One gift of the photograph is the ease with which it translates information into knowledge. Some things may be understood just by looking, such as the appearance of the landscape, the physical bearing of the subject, the contents in the foreground and background. Other details, such as the relationship between the photographer and the subject, the reality of everyday life, are obscured to a viewer lacking the implicit details. To critically engage with and learn from a photograph is to question and suspend judgement of what seems apparent. In this there is a personal exchange between the photographer, who imagines and recreates the scene, and the viewer, whose gaze scans, interprets and debates how creative meaning has been presented.
In the university, a space where photographic and visual materials have always been important for sharing research, the presence of a photograph raises another critical question; how does the conceptual shift between different realities impact how research findings are treated when they return home? How might critical engagement occur with primarily perspectival material, when the intention and sometimes even the need, is to expand knowledge of the subjects portrayed?Part of the answer lies in social science research, where plenty of care goes into understanding research participants. Lara Rosenoff Gauvin, a Banting Post-Doctoral Fellow in Anthropology proposes a space in which to contemplate these questions, through the transformation of university space. In Presence, a 13-part exhibit that incorporates anthropological research, fieldwork, and art, traditional ways of sharing relational-based research are turned around by Gauvin’s ability to ask pointed questions about their purpose and contribution. “How can the University create spaces that make these issues and the research that it supports more present and engaging?”
Until last week, the lobby of Peterson Hall greeted its visitors with Presence, a showcase of photographs and other visual materials collected from her colleagues in the anthropology department. The exhibit was meant to provoke different ways of encountering various issues researchers at McGill are pursuing, but Gauvin was also inspired by the need for a space that fosters a communal approach to sharing research.
“You can be individualized in your research, but for me, having community and being able to talk to other people about your ideas is very important. Placing art in a public, common space is a very simple way to start these conversations, and to provide a place for them to happen”.

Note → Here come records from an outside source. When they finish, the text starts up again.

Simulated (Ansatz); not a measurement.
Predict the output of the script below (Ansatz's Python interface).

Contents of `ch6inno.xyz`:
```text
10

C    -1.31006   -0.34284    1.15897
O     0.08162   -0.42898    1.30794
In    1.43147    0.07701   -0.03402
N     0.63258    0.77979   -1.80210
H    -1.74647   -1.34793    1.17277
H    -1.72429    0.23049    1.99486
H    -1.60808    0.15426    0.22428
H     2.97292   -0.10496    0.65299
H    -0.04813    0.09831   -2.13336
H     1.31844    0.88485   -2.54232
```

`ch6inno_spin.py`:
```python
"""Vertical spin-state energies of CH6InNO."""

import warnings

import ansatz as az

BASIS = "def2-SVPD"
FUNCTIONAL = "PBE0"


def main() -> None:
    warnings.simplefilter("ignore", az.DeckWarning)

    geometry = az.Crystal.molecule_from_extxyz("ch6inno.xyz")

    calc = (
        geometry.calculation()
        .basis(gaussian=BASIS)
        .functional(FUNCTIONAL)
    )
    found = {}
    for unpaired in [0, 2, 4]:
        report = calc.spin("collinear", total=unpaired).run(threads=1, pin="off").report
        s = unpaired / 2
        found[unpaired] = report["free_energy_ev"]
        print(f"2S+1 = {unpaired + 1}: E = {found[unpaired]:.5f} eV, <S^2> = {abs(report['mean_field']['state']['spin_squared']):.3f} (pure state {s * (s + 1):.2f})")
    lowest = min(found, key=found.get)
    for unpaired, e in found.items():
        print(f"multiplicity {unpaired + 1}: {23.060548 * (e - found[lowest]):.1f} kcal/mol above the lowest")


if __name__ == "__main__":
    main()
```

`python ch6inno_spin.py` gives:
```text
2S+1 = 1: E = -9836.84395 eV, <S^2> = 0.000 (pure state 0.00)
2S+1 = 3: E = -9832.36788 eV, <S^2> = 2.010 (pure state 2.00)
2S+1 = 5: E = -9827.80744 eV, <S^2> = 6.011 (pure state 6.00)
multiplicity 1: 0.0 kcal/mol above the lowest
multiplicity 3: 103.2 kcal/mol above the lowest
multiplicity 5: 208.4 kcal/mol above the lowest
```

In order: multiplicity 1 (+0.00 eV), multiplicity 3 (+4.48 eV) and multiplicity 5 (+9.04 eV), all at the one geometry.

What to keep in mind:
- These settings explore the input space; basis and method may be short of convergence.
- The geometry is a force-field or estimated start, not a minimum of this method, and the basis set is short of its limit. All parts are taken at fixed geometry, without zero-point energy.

Gauvin, also a professional photographer, included only one of her own original pieces in the exhibit – a LED-backed picture from 2012, taken while on doctoral research trip in northern Uganda. Her research focused on communities in the Padibe subcounties of northern Uganda and their ways of ‘moving on’ from two decades of conflict and internal displacement, intimately tied to their relationship to their land. The portrait is of her host parents, who requested to be photographed on their ancestral land for their 25th wedding anniversary. The community requested more photos on their land, and upon returning to the University of British Columbia, this led to a curatorial project of its own titled ‘The Land Grows People’. Gauvin’s experiences in Uganda began over a decade ago, at the impetus of a documentary team’s project, and has since shaped her largely as an academic who encourages colleagues to “think about what happens when researchers come back to the university from the field, whatever your field may be”.In both exhibits, Gauvin points out that in North America, the tendency to hold on to grand narratives remains. The most important thing to remember, Gauvin insists in her own work, is to represent the subjects of her study with respect, which means “disseminating research in a way that has meaning for the interlocutors too”. The impetus is not to ignore what is harsh or difficult about their realities, especially in cases where conflict and displacement has harmed communities, but rather the opposite: to acknowledge, reckon with, and especially learn from how people can re-establish order after chaos and displacement breaks down their ways of living.
Narratives and representation are extremely important for sharing and learning from academic research, Gauvin says, as is the power of human relationships. Challenging the victim narratives once popular in post-colonial rhetoric, leading to its replacement with “survivor” in these conversations on political and social adversity, is perhaps a start.
Interrogating the ways university spaces can be put to better use is significant. Without that, the norm of expecting to learn by bearing witness, while protecting the privilege of one’s cultural, emotional, and intellectual distance from the information won’t change. The university has a greater role to play in how we engage with these issues while maintaining a model of respect in the approaches taken. Presence makes a strong call for dedicated public spaces where our communities (academic and otherwise) can collectively engage with the pressing issues of our times.
“We are all responsible for making change, but the worst thing is feeling pity or guilt. Without respect of others, you will never get to change anything."